On 08/28/2012 10:33 PM, Carl Sturtivant wrote:
On Monday, 27 August 2012 at 00:44:54 UTC, Walter Bright wrote:
On 8/26/2012 4:50 PM, Timon Gehr wrote:
On 08/27/2012 12:41 AM, Walter Bright wrote:
The trouble for function pointers, is that any default args would need
to be part of the type, not the declaration.
They could be made part of the variable declaration.
You mean part of the function pointer variable?
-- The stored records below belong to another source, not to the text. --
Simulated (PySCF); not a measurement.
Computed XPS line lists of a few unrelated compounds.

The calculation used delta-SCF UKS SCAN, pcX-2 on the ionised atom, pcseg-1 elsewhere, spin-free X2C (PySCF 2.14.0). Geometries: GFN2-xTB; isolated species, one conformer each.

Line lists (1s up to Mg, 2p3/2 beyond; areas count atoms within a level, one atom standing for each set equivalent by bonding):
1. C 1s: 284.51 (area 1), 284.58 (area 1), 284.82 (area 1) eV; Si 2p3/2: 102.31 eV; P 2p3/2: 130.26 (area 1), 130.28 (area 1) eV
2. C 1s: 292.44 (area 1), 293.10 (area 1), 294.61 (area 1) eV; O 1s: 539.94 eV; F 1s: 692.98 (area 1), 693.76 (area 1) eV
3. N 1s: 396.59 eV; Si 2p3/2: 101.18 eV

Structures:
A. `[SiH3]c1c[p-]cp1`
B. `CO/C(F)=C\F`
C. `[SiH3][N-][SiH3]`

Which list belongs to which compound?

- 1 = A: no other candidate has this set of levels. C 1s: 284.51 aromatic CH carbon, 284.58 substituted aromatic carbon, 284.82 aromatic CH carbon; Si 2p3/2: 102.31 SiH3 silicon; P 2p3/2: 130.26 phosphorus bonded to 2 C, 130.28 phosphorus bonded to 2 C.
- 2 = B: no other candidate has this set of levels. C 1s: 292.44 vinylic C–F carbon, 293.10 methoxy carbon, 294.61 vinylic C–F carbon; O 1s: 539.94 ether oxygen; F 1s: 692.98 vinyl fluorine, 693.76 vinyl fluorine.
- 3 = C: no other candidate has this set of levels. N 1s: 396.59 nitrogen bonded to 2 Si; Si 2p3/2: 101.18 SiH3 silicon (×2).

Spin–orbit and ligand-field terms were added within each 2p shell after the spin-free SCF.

Consider what you do with a function pointer - you pass it to someone
else. That someone else gets it as a type, not a declaration. I.e. you
lose the default argument information, since that is not attached to
the type.
I think this is the right behavior too. Default arguments are IMHO just
a compact way to write some simply related overloaded functions, e.g. thus:
int sum(int x, int y = 1 ) { return x + y; }
is just a compact way to write
int sum(int x, int y) { return x + y; }
int sum(int x) { return sum(x, 1); }
...
This interpretation is simply wrong.
import std.stdio, std.c.stdlib;
void* alloca20bytes(void* x = alloca(20)){ return x; }
// your suggested transformation:
/+void* alloca20bytes(void* x){ return x; }
void* alloca20bytes(){ return alloca20bytes(alloca(20)); }+/
// would break the caller:
void main(){
auto x = (cast(int*)alloca20bytes())[0..5];
x[] = 0;
x[] += 2;
writeln(x);
}